Reputation: 26899
I'm writing a financial application form. Angular Schema Forms is perfect for the kind of flexibility I need to make the forms.
I'm having a bit of trouble getting my head around the concept of a schema, in particular: should a schema relate to a single form, or all the forms in an app?
I have many types of Financial Products that a user can apply for.... Checking Account, Savings Account, Car Insurance, House, Pet, Gadget Insurance. Many of the fields in the various forms are common to all: Name, Date of Birth, Address. Some are specific to one form or a couple of forms (Car Registration Number).
Should I have one all-encompassing schema which contains definitions for all of the possible fields in all of my forms, and add/override them in the Form definition object? Or should each form contain its own Schema? Or even each page in each form?
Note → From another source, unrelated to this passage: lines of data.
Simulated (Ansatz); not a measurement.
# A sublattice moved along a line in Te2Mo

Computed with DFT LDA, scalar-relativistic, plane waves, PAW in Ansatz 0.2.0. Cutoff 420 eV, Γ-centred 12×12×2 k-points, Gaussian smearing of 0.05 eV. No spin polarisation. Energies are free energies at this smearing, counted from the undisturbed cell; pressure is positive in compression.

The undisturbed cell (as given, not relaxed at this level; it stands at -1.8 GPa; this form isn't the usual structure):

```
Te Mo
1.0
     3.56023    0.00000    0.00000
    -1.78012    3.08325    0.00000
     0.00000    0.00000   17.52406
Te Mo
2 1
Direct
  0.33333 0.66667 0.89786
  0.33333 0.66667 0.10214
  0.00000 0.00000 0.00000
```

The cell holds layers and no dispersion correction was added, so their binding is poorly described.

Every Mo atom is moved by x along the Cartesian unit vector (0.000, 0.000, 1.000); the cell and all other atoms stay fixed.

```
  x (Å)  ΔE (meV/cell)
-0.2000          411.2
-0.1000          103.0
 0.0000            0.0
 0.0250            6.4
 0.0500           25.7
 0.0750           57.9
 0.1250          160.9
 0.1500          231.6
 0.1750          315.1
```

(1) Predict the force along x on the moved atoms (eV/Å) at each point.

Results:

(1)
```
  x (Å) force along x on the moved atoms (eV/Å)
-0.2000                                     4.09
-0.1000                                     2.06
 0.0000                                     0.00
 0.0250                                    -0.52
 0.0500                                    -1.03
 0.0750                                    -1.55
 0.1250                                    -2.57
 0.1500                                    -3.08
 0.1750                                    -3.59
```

And if its either of the latter two - how do I prevent duplication? DRY!
Upvotes: 3
Views: 179
Reputation: 701
The Schema vs the UI Schema The way I think of it is that the Schema represents a view of your data model and the UI Schema represents an editable version of the view. Can you write a view that includes all of your fields in the database, yes, but I'm more likely to look at the specifics of what data I need.
In my projects I generate a JSON Schema for each product/service I provide customers and I used the json-refs library to allow me to pre-process json schema references ($ref) so that I can re-use definitions.
In my case I have an order schema which includes only order related data, customer address, order related dates, etc... that every order will need. I also have a product schema for each product. I then include the order and product into a combined schema with $ref. Each product can have multiple sections and attributes which I also re-use across products.
Now in your case it would seem like my solution would fit as our data is similar, however I do not know what your back end library is. That said the new alpha versions of Angular Schema Form support $ref using json-ref on the client side, but I would still look for a back end solution if your stack has a supporting library or you are using NodeJS and can use json-ref.